This might seem like a stupid question, but let's say I have a Haskell type class C (a :: K)
defined for some fixed kind K
, and I know I have instances C a
for all types a :: K
. Let's furthermore assume I have T :: K -> *
and a value t :: C A => T A
, is there any way to eliminate the constraint? I feel like this should be possible, but I can't come up with anything.
I'm mainly interested in the case where K
is a data kind.
CodePudding user response:
No.
The problem here is simple: forall
s in Haskell are parametric polymorphism. This means that the same code must run no matter which type gets chosen. The thing I want to say next needs a way to pull out the C a =>
part of a type and talk about it in isolation, and there isn't really a way to do that in Haskell's syntax. But making up a type that's kinda like that is pretty standard:
data Dict c where Dict :: c => Dict c
Now the thing you are asking for, essentially, is:
magic :: forall a. Dict (C a)
Unfortunately, the code that you want this to represent -- the behaviors of the class methods -- is different for each type of the appropriate kind.
"Okay, okay," I hear you cry, "but when I write t :: C a => T a
, isn't that running different code depending on the choice of a
?". But no, it turns out, you aren't. There are two extant implementation schemes for typeclasses: dictionaries (alluded to above, and essentially the same as vtables if you're familiar with that from C ) and explicit type representations. In both cases, under the hood, <C> => <T>
is actually a function -- taking the methods implementing the constraint <C>
in the one case and a runtime representation of all the types mentioned in the constraint <C>
in the other. And that function is the same function in all cases -- the dispatch to different code paths happens in the caller.
The type forall a. Dict (C a)
, on the other hand, has no such luxury: its type is not permitted to be a function under the hood, but must instead be a value of a specific data type.
CodePudding user response:
Consider this module:
data K = A | B
class C (t::K) where
str :: String
instance C 'A where
str = "A"
instance C 'B where
str = "B"
type family F :: K
foo :: String
foo = str @F
Arguably, C t
holds for all t::K
, since we have the two instances. Then, however, we define a type family F::K
which is, essentially, an unknown kind: it could be A
, it could be B
. Without a line such type instance F = ...
defining F
, it is impossible to define foo
, since it could be "A"
or "B"
.
Indeed, it is impossible to resolve this constraint.
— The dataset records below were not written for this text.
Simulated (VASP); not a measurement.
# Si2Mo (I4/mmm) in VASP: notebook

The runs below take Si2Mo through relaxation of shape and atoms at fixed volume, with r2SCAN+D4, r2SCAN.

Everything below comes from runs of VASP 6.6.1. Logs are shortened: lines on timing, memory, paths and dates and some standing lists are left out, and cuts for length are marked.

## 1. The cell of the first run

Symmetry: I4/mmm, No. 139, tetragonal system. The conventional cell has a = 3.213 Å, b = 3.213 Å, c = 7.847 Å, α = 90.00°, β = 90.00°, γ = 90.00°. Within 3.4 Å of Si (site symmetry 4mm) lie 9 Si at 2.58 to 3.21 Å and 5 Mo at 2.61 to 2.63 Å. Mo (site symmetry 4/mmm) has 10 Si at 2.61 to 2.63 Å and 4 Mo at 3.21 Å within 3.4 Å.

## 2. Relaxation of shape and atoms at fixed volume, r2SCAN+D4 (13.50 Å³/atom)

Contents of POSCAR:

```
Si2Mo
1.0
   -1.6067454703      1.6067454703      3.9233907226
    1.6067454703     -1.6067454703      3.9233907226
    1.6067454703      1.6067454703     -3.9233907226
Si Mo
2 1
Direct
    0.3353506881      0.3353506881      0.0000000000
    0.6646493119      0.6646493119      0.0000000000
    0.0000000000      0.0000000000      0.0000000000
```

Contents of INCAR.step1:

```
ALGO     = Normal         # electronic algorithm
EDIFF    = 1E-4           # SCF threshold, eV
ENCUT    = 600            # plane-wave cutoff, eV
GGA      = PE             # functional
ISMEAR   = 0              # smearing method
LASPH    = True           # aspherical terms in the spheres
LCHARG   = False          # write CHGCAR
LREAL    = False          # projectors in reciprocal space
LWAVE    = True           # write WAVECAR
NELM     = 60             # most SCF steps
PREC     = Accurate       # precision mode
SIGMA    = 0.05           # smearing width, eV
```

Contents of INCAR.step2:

Note that the type instance
might even be defined in another module. Indeed, it is pretty common to define type families and type instances in distinct modules, like we do for type classes and their instances. It is impossible, however, to perform separate compilation when we have no information about the type instance.
The solution is, of course, deferring the constraint resolution by adding the constraint to foo
:
foo :: C F => String
foo = str @F